When Everything That Can Happen, Does
05:47 AM – My phone vibrates itself off the nightstand. The on-call alert tone is the same four-bar chiptune that has haunted my dreams since 2019. Today’s message reads:
CRITICAL – Rack 17 PDU B tripped – 42 servers offline – Customer: Tier-1 hyperscaler
I’m already pulling on yesterday’s jeans before I finish reading. Coffee can wait. Sleep definitely can.
06:12 AM – Walking the “quiet corridor” between the security mantrap and the white-noise roar of the main floor. Thirty-thousand servers hum like a continuous thunderstorm trapped in a concrete box. The temperature is exactly 22.0 °C. Someone, somewhere, will still open a ticket saying “it feels hot.”
I reach Row 17. The PDU (power distribution unit) that died is making the special kind of clicking noise that means “I’m not just dead, I’m angrily dead.” Red lights strobe like an 80s arcade game having a seizure.
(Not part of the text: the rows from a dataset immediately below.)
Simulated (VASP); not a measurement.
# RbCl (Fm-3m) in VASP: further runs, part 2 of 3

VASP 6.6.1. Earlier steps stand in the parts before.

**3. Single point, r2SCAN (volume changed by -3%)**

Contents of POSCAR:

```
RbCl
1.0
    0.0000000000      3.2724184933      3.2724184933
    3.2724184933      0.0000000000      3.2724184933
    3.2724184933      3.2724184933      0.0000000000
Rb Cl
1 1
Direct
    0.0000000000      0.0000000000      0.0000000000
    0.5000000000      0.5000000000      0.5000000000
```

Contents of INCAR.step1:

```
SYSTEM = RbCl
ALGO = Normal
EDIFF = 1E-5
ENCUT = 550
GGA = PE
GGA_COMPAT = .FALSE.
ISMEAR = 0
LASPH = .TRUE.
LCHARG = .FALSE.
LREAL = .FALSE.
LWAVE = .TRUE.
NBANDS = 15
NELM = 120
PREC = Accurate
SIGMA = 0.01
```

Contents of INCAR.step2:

06:28 AM – While I’m on the phone with the vendor (“Yes I already power-cycled it twice… yes I held the reset button for ten Mississippis…”) I hear the unmistakable POP followed by the smell of hot electronics from two aisles over.
I glance at my phone. New alert:
CRITICAL – Smoke detected – Zone 4-11
Of course.
06:41 AM – I arrive to find two very confused night-shift security guards staring at a server that’s gently smoking from the back like it just tried to hot-box itself. The machine is a six-year-old GPU node that was scheduled for decommissioning… next quarter. Apparently it decided to go out with fireworks instead.
The fire-suppression system is still in “pre-discharge” warning mode. Everyone is silently begging it not to dump FM-200 and ruin the morning.
I kill power to the entire half-rack, grab the nearest CO₂ extinguisher just in case, and start triage. Turns out a capacitor in the power supply finally gave up and turned into a tiny roman candle.
07:19 AM – The hyperscaler account manager has already called. Three times. It’s somehow my fault that their machine-learning training run got interrupted 14 hours in. I explain – politely – that physics doesn’t accept change requests.
08:03 AM – Back in the break room. The coffee machine is broken again (third time this month). We now have a Post-it note on it that reads:
OUT OF ORDER – FIGHT ME
I drink Red Bull #1. It tastes like regret and battery acid.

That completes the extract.